Two ideas: Canada is magic, and that magic has conjured up one of history's truly transformational ways in which to do things better.
How is Canada magic? I once told magician Jeff McBride that magic would not be magic if it really were magic. He agreed and added that all creativity involves overcoming limits.
Canada's magic results from the way it has overcome the limits of geography and history in its relations first with France and Britain and then with the United States. These stories create our magic. In the current challenging times for Canada and the world, we need to understand them and use them to advantage.
Unfortunately, Canada is still an unknown country – for example, it has a shared story, but no one really knows what that story is. It is high time Canadians had a national conversation about it.

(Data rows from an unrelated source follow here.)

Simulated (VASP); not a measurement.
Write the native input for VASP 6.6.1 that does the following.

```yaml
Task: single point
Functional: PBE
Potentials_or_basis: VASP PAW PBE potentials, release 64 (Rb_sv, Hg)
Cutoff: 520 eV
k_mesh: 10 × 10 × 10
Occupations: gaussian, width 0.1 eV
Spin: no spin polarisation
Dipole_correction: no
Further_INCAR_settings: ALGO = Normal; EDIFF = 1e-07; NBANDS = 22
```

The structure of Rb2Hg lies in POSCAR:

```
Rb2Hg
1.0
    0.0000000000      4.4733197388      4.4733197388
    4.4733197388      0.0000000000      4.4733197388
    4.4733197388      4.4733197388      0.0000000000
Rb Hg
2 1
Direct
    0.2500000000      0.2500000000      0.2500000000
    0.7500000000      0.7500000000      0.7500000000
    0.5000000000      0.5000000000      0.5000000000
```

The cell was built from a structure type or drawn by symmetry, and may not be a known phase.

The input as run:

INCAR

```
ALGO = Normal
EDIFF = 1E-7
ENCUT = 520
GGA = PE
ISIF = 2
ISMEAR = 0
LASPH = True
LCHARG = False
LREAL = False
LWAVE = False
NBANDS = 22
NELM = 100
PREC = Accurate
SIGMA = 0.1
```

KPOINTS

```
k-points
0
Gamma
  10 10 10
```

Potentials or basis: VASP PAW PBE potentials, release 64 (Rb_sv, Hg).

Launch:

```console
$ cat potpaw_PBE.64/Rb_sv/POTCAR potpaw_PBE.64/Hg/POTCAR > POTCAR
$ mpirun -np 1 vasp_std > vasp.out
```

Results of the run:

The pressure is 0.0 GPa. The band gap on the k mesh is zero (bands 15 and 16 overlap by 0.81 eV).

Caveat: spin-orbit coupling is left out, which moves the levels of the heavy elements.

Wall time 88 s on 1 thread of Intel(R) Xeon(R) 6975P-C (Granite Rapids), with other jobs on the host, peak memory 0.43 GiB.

At the dawn of this century, we began a new moment in history. Good moments are often followed by bad stretches, and the Western world enjoyed a positive stretch after 1945. It ended on Sept. 11, 2001, and in the years since we have faced the post-2008 economic and financial crises, the geopolitical challenges of Vladimir Putin's Russia, and Islamic State terrorism in the Middle East. The postwar inclusive global order is becoming less global and less inclusive.
What story do Canadians share? Throughout their history, they have exhibited a stronger drive toward mutual accommodation than any other country – especially in comparison with the United States, which is currently paralyzed by divisions. Mutual accommodation – the shared Canadian story – is crucial to Canada today and to all the world.
Here are some fundamental ideas to spark the much-needed national conversation. When considered together, they put Canada and mutual accommodation at the centre of the next stage in world history.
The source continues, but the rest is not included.